So after trying different operating systems, I ran down to three choices: FreeBSD 8, Ubuntu 10 and OS X.
And I finally go with FreeBSD 8. Before I talked about why I kick the Ubuntu and OS X away, let me discuss what methodology I used.
First Test: Extreme Computation
I write a program to calculate the value of pi using Monte-Carlo simulations. For those who are not familiar with this simulation method, basically it try to repeat a calculation for n times and try to determine the value of pi based on the results of calculations. This calculation will use all available CPU resources.
Here is the result from a computer: Pentium II 400MHz + 160MB
- FreeBSD 8.1 ~ 5 seconds
- FreeBSD 4.11~ 10 seconds
- Ubuntu 10.04 ~ 8 seconds
- OS X 10.3.9 ~ 11 seconds
The result is very obvious, FreeBSD 8.1 is the best candidate in this test. However, the result of my program only gives a very small portion of the picture. So I decide to run another test:
Second Test: Apache Benchmark
No test is better than the real world test drive. Since my primary purpose is for web server, so I decide to test the performance on how Apache perform on different operating systems. My test is pretty simple, I basically ask the Apache Benchmark client to download a page from the test server. The page does three things:
- Display a picture
- Insert a record into MySQL database
- Retrieve the current count from MySQL database
This way I can test the overall performance on how the system handles the file I/O, database I/O and computations.
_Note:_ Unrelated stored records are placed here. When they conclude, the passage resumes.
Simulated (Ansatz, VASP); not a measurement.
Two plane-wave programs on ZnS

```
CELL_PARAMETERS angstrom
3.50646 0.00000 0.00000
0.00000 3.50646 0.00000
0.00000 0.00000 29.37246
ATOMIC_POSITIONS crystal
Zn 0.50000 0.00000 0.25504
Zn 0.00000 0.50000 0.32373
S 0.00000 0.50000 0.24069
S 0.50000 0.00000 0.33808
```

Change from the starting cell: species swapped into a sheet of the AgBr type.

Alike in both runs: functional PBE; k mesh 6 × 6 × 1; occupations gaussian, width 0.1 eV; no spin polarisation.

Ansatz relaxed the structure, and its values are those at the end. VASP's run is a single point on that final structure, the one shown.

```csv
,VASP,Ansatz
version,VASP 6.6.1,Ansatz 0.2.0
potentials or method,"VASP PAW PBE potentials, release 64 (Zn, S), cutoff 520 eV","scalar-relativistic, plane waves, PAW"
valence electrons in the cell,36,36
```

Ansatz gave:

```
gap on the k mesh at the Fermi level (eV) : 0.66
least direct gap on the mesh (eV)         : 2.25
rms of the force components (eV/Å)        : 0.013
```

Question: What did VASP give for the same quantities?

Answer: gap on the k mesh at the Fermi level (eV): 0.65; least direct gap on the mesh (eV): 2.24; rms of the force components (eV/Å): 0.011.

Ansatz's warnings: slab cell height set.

So the result is pretty interesting (1000 total requests and 100 concurrent requests)
- FreeBSD 8.1 ~ 200 requests/sec, no failure
- FreeBSD 4.11~ 150 requests/sec, approx. 20% failure.
- Ubuntu 10.04 ~ 180 requests/sec, no failure
- OS X 10.3.9 ~ 160 requests/sec, approx. 50% failure.
I am not surprised with the result because FreeBSD 8 really does a very good job in kernel optimization. Since kernel is the heart(or brain) of all computations, an OS with good kernel is expected to give good results always.
So, I finally pick FreeBSD 8 as the core OS of my web farm, and I am loving it.